Conversations with AI practitioners to discuss edge cases and noise in a dataset raises interesting questions that only can occur when working with data at a granular (data point) level. In our experience, a collaborative approach between machine teachers, AI practitioners and developers enabled either by close proximity (i.e., direct colleagues) or through collaborative systems for communication yielded better training datasets than outsourcing platforms often-used for labelling tasks (and we are not the only ones who think so).

Collaboration effectively allows us to observe patterns and capture insights during the collection or labelling process to early-on identify bias in the dataset and as such, potential bias in a model’s predictions before a deployment.
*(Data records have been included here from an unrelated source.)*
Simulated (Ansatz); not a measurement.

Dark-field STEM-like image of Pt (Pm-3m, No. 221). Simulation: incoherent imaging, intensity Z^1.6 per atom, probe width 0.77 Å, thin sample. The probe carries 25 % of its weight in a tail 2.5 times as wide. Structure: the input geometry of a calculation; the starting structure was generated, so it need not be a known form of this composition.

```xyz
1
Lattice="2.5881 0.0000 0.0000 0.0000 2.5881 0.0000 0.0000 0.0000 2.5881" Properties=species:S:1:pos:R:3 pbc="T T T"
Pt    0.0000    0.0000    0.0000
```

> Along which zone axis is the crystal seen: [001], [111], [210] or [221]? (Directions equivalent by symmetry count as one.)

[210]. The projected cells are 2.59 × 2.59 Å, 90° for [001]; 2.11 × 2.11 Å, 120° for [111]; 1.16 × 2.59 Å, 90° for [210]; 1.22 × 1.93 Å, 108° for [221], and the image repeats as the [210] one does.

Active Learning: a tool for better machine teaching

Different tools can be used to help in bias detection efforts; one such machine teaching tool is active learning. Active learning is a technique that aims to reduce the amount of labelled data required when training machine learning models. Active learning utilizes machine teachers to assign labels to a proportion of data, and using those labels, will estimate the prediction uncertainty on the remaining data points in the dataset to identify the most uncertain data for label assignment and “query” the teacher for the label output. A number of techniques exist to surface the next best candidate for labelling (you can find the libraries we use here).

Active learning is great! There is lots of enthusiasm about it. Active Learning can be used for many types of problems (we recommend using it whenever possible); you can read an example of how we applied Bayesian Active Learning towards the real-world application of road defect detection. Active learning is advantageous in that we are able to focus only on assigning labels to the most valuable data for model training (where a high degree of uncertainty exists, i.e., where the model is confused), rather than labelling an entire dataset at random and incurring significant time costs (which often is a reason why companies outsource the data labelling tasks to cheaper labor markets). With the large requirements for labelled data when utilizing deep learning, active learning can empower specialized experts to be hired for teaching tasks and promotes (encourages even) fair compensation for the value of their contribution.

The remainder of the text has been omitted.